By The Associated Press
Commodities had a disjointed reaction to the stock market Thursday, with metals and agriculture mixed and oil prices rising.
Investors took a liking to industrial metals, but they kept gold flat and pushed down the price of silver. Palladium for September delivery jumped nearly 2 percent, or $11.60, to $634.90 per ounce. July platinum rose $20.80 to $1,487.60 per ounce. July copper rose 1.5 cents to $3.3545 per pound.
Major U.S. stock indexes rose, not because of good news about the economy but on hopes that the central bank will step in to rescue it. Speculation that the Federal Reserve will pump more money into the economy rose after the government reported that applications for unemployment benefits increased last week. A report in the afternoon that major central banks were preparing to prop up financial markets after Greece's elections Sunday also sent the market higher.
August gold was virtually flat, rising 20 cents to $1,619.60 per ounce. Silver fell nearly 2 percent, or 53.4 cents, to $28.407 per ounce.
Agricultural commodities were mixed. Wheat and corn rose, and soybeans fell. Wheat rose 7.5 cents to $6.235 per bushel. Corn rose 9 cents to $6.015 per bushel. Soybeans fell 22.25 cents to $13.86 per bushel.
Wheat prices have held up better this year than some other agricultural commodities, said David Krein, senior director of product development and analytics at Dow Jones Indexes. But he said that could be less about consumer preferences and more about a tight supply of wheat because of unfavorable weather.
Oil prices rose, also influenced by hopes of more government intervention in the U.S. and Europe. In Vienna, ministers of the Organization of the Petroleum Exporting Countries decided to keep in place their current production target.
Benchmark crude rose $1.29 to finish at $83.91 per barrel Thursday in New York. Brent crude, which is used to price international varieties, gained 45 cents to $97.17 per barrel in London.

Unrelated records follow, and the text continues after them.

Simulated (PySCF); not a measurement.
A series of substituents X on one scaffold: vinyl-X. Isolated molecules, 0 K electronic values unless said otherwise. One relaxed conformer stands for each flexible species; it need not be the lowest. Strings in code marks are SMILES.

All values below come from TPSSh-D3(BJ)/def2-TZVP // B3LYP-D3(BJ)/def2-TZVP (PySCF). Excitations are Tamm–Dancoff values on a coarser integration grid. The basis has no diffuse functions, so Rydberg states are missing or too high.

Separately, natural gas prices jumped more than 14 per cent after the government said supplies increased less than expected last week. They were up 31 cents to finish at $2.495 per 1,000 cubic feet.
Heating oil rose 1.69 cents to end at $2.6278 per gallon and gasoline futures gained 2.1 cents to $2.6764 per gallon.
At the pump, the national average for gas fell less than a penny overnight to $3.532 per gallon, according to AAA, Wright Express and the Oil Price Information Service. The price is nearly 20 cents less than a month.